If you loiter on the Lincoln Center Plaza late most evenings, you can watch the audience dispersing from the latest revival of that mid-20th century modern masterpiece The King and I. And you can bet that plenty of them are whistling a happy tune.
Of course, there’s little to fear in any new staging the 1951 Rodgers and Hammerstein show, based on Anna Leonowens’s memoirs of working as a governess in the royal palace of Siam in the 1860s. And this one in particular seems a remarkably safe bet. The director Bartlett Sher is a Lincoln Center regular and this marks his fourth collaboration with Kelli O’Hara and her sunshine soprano. But Sher did take a regal risk in casting Ken Watanabe, a stately actor with a pronounced Japanese accent, as the King of Siam.
The show opens with a spry dash through the overture (the ace orchestra is led by Ted Sperling) and a stunning scenic coup de theatre. You spend a lot of the first act hoping designer Michael Yeargen will unfurl something equally nifty, but the rest of the scenes are set more minimally. And for a while, that applies to the emotive content, too.
Watanabe’s mien is saturnine. You can tell he wants to have fun with the role, but it takes him a long time to work up to it. O’Hara, sporting decorous gowns and an unfortunate wig, is in excellent and effortless voice. She has that rare capacity for making goodness seem interesting and so the character of Anna, warm and principled, fits her as closely as the graceful bodices Catherine Zuber supplies. (Zuber, who also designed the pastry-cream couture of Gigi, is having a splendid Broadway season.)

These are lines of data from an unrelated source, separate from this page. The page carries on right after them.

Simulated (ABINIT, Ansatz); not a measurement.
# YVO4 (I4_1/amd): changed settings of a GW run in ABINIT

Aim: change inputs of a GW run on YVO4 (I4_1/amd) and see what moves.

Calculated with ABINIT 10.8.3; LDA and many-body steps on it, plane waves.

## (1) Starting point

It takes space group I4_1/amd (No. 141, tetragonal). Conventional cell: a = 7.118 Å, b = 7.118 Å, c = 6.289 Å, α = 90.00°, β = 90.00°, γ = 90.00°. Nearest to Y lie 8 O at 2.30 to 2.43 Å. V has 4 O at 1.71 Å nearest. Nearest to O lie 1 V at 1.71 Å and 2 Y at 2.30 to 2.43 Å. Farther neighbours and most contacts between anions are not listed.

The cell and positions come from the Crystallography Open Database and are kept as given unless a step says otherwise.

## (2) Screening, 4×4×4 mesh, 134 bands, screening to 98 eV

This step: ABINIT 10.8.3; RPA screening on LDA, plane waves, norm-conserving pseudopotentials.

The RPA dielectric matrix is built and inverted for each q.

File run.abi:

The King often speaks of favouring the scientific, but in many of Watanabe’s interactions with O’Hara, there’s a distinct lack of chemistry. This comes to seem intentional; the frost thaws gradually until it suddenly invites the rapturous blossoming of Shall We Dance. It’s a long time – perhaps too long – to wait for the reward, but when it comes, it’s glorious. Similarly songs that are pleasant enough in the first iteration – I Whistle a Happy Tune, Hello Young Lovers – gain grandly when reprised. The supporting roles are generally well acted and sung. Ashley Park is a poignant Tuptim, Ruthie Ann Miles a politic Lady Thiang, and the numberless children are especially darling.
If Sher has a fine sense of humour he keeps it well concealed. What jokes there are in the script fall flat and Western People Funny isn’t, nor is it especially scathing. This certainly isn’t a version that interrogates or alleviates the Orientalism of the original. And The Little House of Uncle Thomas is still very, very long. But the music is so entrancing, the lyrics so enchanting, the characterizations so rich, that it’s no puzzlement why The King and I endures.